Friday, November 23, 2012

A Year of Biblical Womanhood (review)

Last evening, halfway through reading this book, I found myself leaving blog comments of eshet chayil! (woman of valor) here and there. It's even fun to say because the "ch" sound is kinda as in "loch" with a bit of spit.

By Rachel Held Evans, the full title is A Year of Biblical Womanhood: How a Liberated Woman Found Herself Sitting on Her Roof, Covering her Head, and Calling Her Husband "Master".

Thanks to eating too much rich food on an upset stomach (yay Thanksgiving), I stayed up past midnight to finish reading it.

This may be the third most influential book for 2012. (Rachel doesn't come in third. It's just the third book this year I've found.) For me, I hasten to qualify, for where I am right now in my faith journey. Your mileage may vary, but it is a darn good read.

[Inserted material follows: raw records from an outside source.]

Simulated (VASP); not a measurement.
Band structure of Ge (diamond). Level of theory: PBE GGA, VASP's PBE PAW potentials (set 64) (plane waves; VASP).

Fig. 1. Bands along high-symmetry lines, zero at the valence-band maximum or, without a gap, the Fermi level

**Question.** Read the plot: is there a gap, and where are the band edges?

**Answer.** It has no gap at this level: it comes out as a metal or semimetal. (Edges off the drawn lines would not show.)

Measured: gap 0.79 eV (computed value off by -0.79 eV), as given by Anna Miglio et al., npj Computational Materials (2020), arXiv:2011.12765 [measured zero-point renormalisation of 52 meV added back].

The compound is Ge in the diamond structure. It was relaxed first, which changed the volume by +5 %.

The other two (in no particular order except the order I read them in) are Ann Voskamp's A Thousand Gifts (which okay, technically I read at the end of 2011), and Emily Freeman's Grace for the Good Girl.

Like those other two books, A Year of Biblical Womanhood is liberating, in ways I am struggling to put into words.

I giggled through A.J. Jacobs' A Year of Living Biblically, but Rachel's book has a different tone. For one, she starts out in a place of belief. The scriptures mean something to her, she wrestles with them, and contemplates them. (But also, I giggled here and there.)

The topic she's tackling is prominent in the evangelical church (from which she hails). Biblical womanhood uses select bible verses to prevent women from teaching in the church, to be submissive to their husbands (ignoring the other half of that Pauline admonition!) and that their life's primary work is to bear and raise children. Oh, and to not let yourself go so that your husband will not be tempted by another woman.  It actually represents more a 1950's understanding of a woman's place (think Mad Men) than an ancient Middle-Eastern/Jewish understanding.

Thankfully, "biblical womanhood" is not a churchwide phenomenon.

Growing up in a church which allows women to be priests (although I was in my teens when I first met a female priest), bishops and presiding bishop, and growing up in a world where the career options for women (in the Western world at least) are dazzling, I was already strong in this understanding of biblical woman being something other than a June Cleaver.

Rachel gave that understanding depth: like the eshet chayil (woman of valor) found in Proverbs 31, a chapter used as a rules-list for the perfect "biblical" woman but which is actually a song of praise for a fearless woman who has met the day's challenges, big or small.

I've been a feminist since I was in high school, so my acceptance expanded when it came to valid career choices for women. Not only church leadership or being CEO, but also raising children, and working as a creative from home. That, in fact, any career free of exploitation and abuse is for a woman's choosing, according to her gifts.

And then she gave me further reading, not just on her blog, but of books to read about how to reduce the damage I cause my less fortunate sisters in this world. I knew about recycling and fair trade, but my eyes were opened to other resources.

Most of all, was the idea that we do not have to be that perfect Proverbs 31 (if one ever felt the guilt from that), or be perfection in any of our roles. We become women of valor through any small good act, any gift, any sacrifice, anything done well, through acting in love.

Although we've been told since Eve was cast as from the devil during the medieval period, we women are not the problem, we are the solution.

Later this week, I plan to write a post about the women of valor in my life. Rachel is now among that number although our lives have never intersected personally. (I don't think knowing someone who lived for a while in her home town counts.)

And in the interests of disclosure, I bought my own copy of this book, waited to read it until I was back from vacation.